Grapes are big business in Niagara-on-the-Lake. Many farmers and wineries grow them. Many town residents and temporary foreign workers hold jobs in agricultural and agritourism.

Our vineyards are considered tranquil oases. But the relationship between winery owners and farmers is not always symbiotic and cordial.

Outdoor event hosting is the flashpoint in an ongoing dispute between a local winery and its farm neighbour. The hostilities broke out into the open at a Sept. 9 planning meeting in the town’s council chambers.

The meeting heard an application by Konzelmann Estate Winery to amend a zoning bylaw, seeking to host up to 30 special events annually at the north end of its property, near a gazebo on Lake Ontario. Brox Company, or Brox Farms, a neighbouring grape grower, opposed the application.

Some elected councillors have ties to the farming and winery industries. Coun. Andrew Niven, employed in a senior role at Konzelmann, declared an occupational conflict. Coun. Erwin Wiens, a former wine king, owns a family vineyard and Coun. Maria Mavridis’s family operate a wine bar on Queen Street.

The subject lands are identified as a “specialty crop area” (Niagara Peninsula tender fruit and grape area) within the “protected countryside” under the Greenbelt plan. Under NOTL’s official plan, the area is designated “conservation / agricultural-specialty crop area.” Rules permit wineries to conduct limited commercial activity as a secondary use within self-contained areas, isolated from existing farms.

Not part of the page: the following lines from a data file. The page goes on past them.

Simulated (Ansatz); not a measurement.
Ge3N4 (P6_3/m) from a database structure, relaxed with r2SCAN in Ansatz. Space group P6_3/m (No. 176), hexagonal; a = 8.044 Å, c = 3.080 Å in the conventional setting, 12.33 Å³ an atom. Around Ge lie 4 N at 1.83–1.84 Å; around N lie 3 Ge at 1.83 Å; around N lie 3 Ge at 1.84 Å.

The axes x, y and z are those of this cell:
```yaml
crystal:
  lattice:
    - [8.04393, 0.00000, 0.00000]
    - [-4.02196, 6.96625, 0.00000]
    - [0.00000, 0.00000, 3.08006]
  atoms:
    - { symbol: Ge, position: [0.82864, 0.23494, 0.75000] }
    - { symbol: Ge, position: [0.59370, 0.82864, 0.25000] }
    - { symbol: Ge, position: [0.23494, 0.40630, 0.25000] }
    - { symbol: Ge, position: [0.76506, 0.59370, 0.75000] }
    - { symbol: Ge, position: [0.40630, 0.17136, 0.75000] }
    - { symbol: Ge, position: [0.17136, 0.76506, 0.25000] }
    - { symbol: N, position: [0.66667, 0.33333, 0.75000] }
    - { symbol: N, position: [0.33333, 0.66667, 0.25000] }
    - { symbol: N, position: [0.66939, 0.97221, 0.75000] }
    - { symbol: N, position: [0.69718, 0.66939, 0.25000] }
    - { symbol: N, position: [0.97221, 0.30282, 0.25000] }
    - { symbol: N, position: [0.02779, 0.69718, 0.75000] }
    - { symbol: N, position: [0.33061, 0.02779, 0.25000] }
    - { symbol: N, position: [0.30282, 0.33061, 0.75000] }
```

Although winery co-owner Jim Reschke suggested upcoming events would be small-scale, quiet and held in daylight, the Brox presenters, led by owner Edward Werner, brought photographs and videos depicting prior disruptive events.

They showed pictures and footage of night lighting, amplified sound, food trucks and club cars shuttling guests, plus farm market tents and picnic tables set up in the parking lot. Brox’s lawyer, Tom Richardson, amplified these concerns, citing many unauthorized events, breaching site-specific plan obligations and liquor license conditions.

Other area wineries operate outdoor event spaces which are included in the on-farm diversified use calculation designed to limit the percentage of farmland dedicated to non-farm uses.

At the council meeting, Quartek, the applicant’s planners, argued that Konzelmann’s on-farm diversified use ratio would be acceptable at 4.3 per cent, but a peer review by Brox’s planning consultant, MHBC, suggested a 2 per cent guideline be more firmly applied.

Dr. Donald Cole, of the University of Toronto, spoke about pesticide spray dangers to vineyard guests. Another neighbouring grape farmer, Emanuele Giunta, complained about Konzelmann events causing safety, noise and traffic congestion concerns on Lakeshore Road.

Giunta and Cole were both aggressively interrogated by a hostile Coun. Wiens. He claimed the professor’s pesticide spray studies were irrelevant, provided the two vineyards complied with Pest Management Regulatory Agency rules. Wiens also suggested that Giunta should be consistently supportive of wineries, recognizing his business’s dependence on selling them grapes.

Hopefully, calmer and more open minds prevail in settling this dispute, recognizing its precedent value. Allowing every one of the 50 wineries in town to host 50 guests at 30 new events would attract another 75,000 guests annually, on top of the estimated three million already visiting our town of 20,000.

In his Bay Street career, Steve McGuinness was a senior advisor to large financial institutions and is now retired in NOTL. Send your personal financial planning questions to him at smcgfinplan@gmail.com.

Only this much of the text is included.